My mind is a trash basket. Nearly all of my life, I've found enjoyment prowling the back alleys of knowledge in search of trivial bits of information others might discard as worthless. For the life of me, I couldn't tell you the date when the Magna Carta was signed (or even what it was), but I do know that the first pump-action shotgun was patented in 1882 and that a duck sent aloft in a hot air balloon in 1783 was one of first animal aviators.

Robert Ripley was responsible for my affliction. When I was a kid, I couldn't wait to get my hands on one of his Believe It or Not! books where I could learn amazing things like how "the tail of the porcupine was used by the Crow Indians as a comb" and how a hen in the Marianas "sat on a live hand grenade for 26 days." Later I become a big fan of Jeopardy and learned to hold my own with anyone in a game of Trivial Pursuit.

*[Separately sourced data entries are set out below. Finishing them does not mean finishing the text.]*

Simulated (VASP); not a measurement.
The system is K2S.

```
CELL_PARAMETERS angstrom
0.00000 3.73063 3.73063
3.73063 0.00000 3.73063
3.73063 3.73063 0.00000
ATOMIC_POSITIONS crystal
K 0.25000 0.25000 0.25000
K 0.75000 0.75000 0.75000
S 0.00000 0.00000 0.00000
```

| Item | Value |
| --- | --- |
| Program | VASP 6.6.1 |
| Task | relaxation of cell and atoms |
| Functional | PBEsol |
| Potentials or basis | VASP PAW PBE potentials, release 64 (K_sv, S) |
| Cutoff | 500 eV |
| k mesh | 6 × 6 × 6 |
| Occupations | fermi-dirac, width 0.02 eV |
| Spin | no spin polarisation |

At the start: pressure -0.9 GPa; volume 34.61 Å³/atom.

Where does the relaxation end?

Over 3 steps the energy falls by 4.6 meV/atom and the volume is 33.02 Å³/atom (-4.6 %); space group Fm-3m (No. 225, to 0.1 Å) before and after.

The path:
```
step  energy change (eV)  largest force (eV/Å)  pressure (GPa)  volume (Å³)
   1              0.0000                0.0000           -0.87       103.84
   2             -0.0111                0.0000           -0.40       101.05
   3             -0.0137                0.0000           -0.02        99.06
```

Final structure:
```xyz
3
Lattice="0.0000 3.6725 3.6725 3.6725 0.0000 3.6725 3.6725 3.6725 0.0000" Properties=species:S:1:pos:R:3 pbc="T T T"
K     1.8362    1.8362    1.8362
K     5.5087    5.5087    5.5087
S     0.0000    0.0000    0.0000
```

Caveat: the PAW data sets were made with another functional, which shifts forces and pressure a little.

Somewhere along the way, I started stuffing a shoebox with scraps of trivia torn from the pages of newspapers and magazines. Later, I transferred this collection to a "Weird Stuff" card file, and more recently, much of it found its way into files on my computer. No limit was set on subject matter, but certain strong favorites emerged, including trivia related to hunting and fishing.

And so it is you get to enjoy the following compendium of stimulating information, queer coincidences and strange stories about the world of waterfowling. I've spent years collecting all these amazing facts and hope this avalanche of the irrelevant will surprise, bewilder, intrigue and entertain you as much as it has me. Whether this information has any use at all, I leave to you.

Hunters Who Really Quacked Us Up

Stuttgart, Arkansas, hosted the first World's Championship Duck Calling Contest in 1936. The winner was Thomas E. Walsh of Greenville, Mississippi, who used his voice, rather than a duck call, to imitate the sounds of a mallard hen. His prize for winning first place was a hunting coat valued at $6.60.

It's Raining Ducks!

And speaking of Arkansas, the Arkansas Game & Fish Commission reported that workmen were preparing a mobile home for transport near Hot Springs in the fall of 2000 when a thunderstorm blew up. They all felt a mild shock when a lightning bolt lit up the sky, and a few seconds later, ducks began raining down all around them. Apparently the flock of 20 or so birds was struck in mid-air, a rare though not unheard of event.

Web Address Fowl-Up

When the Indiana Department of Natural Resources published its 2003-04 Indiana Hunting and Trapping Guide, it inadvertently directed readers to a website that wasn't what it was quacked up to be. The website was supposed to allow hunters to complete an on-line Harvest Information Program survey. But the correct site address, www.wetland.net, was mistakenly listed as www.wetlands.net. Adding the letter "s" to the URL led surfers to a pornography site with the headline, "The Wetlands, where wives get naked." Almost half a million copies of the booklet had been distributed when the mistake was discovered. Most were retrieved and sent to a women's prison where inmates covered the error using a black marker, a logical task for the Hoosier State's "department of corrections."